Graeme Souness admits he has big regrets over his time as Liverpool manager.
He admits he made big mistakes as he tried to stamp his authority on the Liverpool dressing room, as he left his post in 1994.
"That was a job that I was always going to be offered and I took it at the wrong time, there is no doubt about it," he told Sky Sports.
"I got the Liverpool job when I was 38. I had five years at Rangers that had gone really well, I had tremendous support from David Holmes and then David Murray, and I was running the show there and it went very well.
"I was offered the Liverpool job twice and said no twice, and then ultimately said yes. I thought I would go in there and change it. The one thing I learnt going to Italy was there's no real change in how the game should be played, but how players look after themselves. I was one of the chaps when it came to enjoying myself, and I tried to change that, and it was very easy when I went to Rangers to change that because that was a team that hadn't won the league in nine years.
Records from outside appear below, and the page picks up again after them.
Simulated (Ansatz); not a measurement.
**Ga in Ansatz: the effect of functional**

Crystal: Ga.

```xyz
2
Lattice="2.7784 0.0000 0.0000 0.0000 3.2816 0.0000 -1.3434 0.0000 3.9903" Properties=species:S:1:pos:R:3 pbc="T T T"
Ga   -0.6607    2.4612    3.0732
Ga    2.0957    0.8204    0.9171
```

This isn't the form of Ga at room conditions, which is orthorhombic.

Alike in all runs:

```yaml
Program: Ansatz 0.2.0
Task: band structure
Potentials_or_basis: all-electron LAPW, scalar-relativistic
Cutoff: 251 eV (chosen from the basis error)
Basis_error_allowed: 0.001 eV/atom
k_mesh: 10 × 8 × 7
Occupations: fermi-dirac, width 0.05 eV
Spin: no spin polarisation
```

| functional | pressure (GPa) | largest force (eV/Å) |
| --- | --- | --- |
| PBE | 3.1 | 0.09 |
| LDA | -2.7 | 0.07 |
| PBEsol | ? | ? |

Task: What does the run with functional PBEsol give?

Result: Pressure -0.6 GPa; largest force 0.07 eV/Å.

"I was saying 'this is what we are going to do and this is what we will do after the game'. At Rangers they bought into it because they were young boys, so then when I go to Liverpool and say I don't want to see fish and chips after the game and I don't want to see lager under the seats on the bus for the way back, the response you would get would be 'we have always done that'. It was very hard for me to argue that because I had been part of that culture."